Is Time Compression really possible? Or is it just nonsense?

[Michio Cuckoo]

Time Compression and Length Expansion are the opposite effects of Time Dilation and Length Contraction.

According to Lorentz, observation of time in another inertial reference frame is ALWAYS dilated.

But I read on some other forum that due to "Complex Lorentz Transformations", Time Compression is actually possible.

Is this true?

 

[GeorgeDishman]

Time Compression and Length Expansion are the opposite effects of Time Dilation and Length Contraction.

According to Lorentz, observation of time in another inertial reference frame is ALWAYS dilated.

But I read on some other forum that due to "Complex Lorentz Transformations", Time Compression is actually possible.

Is this true?

You would need to provide a link to the other messages for anyone to say whether what was posted was true or not.

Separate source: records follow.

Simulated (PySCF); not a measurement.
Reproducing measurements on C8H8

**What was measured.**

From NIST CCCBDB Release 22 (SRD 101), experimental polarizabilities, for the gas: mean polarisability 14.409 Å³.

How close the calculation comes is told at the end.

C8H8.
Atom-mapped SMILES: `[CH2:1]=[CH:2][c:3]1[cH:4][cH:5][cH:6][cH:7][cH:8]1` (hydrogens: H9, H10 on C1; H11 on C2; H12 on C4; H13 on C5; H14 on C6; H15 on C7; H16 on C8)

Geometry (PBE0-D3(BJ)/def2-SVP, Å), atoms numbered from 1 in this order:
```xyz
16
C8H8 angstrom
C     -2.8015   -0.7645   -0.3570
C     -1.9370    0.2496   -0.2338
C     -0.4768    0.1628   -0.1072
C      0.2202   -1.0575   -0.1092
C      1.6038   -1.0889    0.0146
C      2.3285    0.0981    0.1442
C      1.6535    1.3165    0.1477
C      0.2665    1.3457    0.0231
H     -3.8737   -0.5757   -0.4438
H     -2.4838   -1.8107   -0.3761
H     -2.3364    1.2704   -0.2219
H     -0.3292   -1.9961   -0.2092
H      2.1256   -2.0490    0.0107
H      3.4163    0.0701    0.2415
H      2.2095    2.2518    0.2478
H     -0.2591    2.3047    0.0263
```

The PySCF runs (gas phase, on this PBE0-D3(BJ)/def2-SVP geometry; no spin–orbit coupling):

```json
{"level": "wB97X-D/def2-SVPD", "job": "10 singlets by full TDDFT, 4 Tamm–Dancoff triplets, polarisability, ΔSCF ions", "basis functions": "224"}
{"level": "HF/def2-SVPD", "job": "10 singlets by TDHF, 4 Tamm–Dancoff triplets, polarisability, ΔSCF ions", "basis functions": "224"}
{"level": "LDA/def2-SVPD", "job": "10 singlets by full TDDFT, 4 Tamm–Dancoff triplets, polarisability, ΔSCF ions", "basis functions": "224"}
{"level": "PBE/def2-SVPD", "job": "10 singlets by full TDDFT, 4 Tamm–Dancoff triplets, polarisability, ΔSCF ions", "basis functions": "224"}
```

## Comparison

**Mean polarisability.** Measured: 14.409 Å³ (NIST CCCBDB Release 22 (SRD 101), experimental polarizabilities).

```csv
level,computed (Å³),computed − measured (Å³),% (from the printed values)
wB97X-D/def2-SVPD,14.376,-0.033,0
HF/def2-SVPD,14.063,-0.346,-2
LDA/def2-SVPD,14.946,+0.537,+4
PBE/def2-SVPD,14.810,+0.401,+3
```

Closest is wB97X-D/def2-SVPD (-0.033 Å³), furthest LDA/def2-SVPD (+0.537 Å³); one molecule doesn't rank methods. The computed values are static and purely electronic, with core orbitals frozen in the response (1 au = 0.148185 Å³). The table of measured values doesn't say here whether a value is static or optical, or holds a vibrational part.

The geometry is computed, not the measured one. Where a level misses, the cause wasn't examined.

In "complex" cases involving accelerated observers, any value is possible (greater than 1, less than 1 and even negative values) because time dilation is just a geometric projection.

 

[Whovian]

But I read on some other forum that due to "Complex Lorentz Transformations", Time Compression is actually possible.

Is this true?

Yes, but we know of no way to "accelerate" to velocities like $\left(5+3\cdot i\right)\ \dfrac{\mathrm{m}}{\mathrm{s}}$. I've had a good time thinking about what would be possible if we could, but at the moment, we don't even think such velocities exist (?), let alone be able to travel at them.

 

[GeorgeDishman]

Yes, but we know of no way to "accelerate" to velocities like $\left(5+3\cdot i\right)\ \dfrac{\mathrm{m}}{\mathrm{s}}$. I've had a good time thinking about what would be possible if we could, but at the moment, we don't even think such velocities exist (?), let alone be able to travel at them.

The Earth is continually accelerating as it orbits the Sun. That alone is enough to cause 'interesting' effects. A trick question to consider is "How many lives does a cat living in the Andromeda Galaxy need if it is to survive Schroedinger's Experiment?" from our point of view.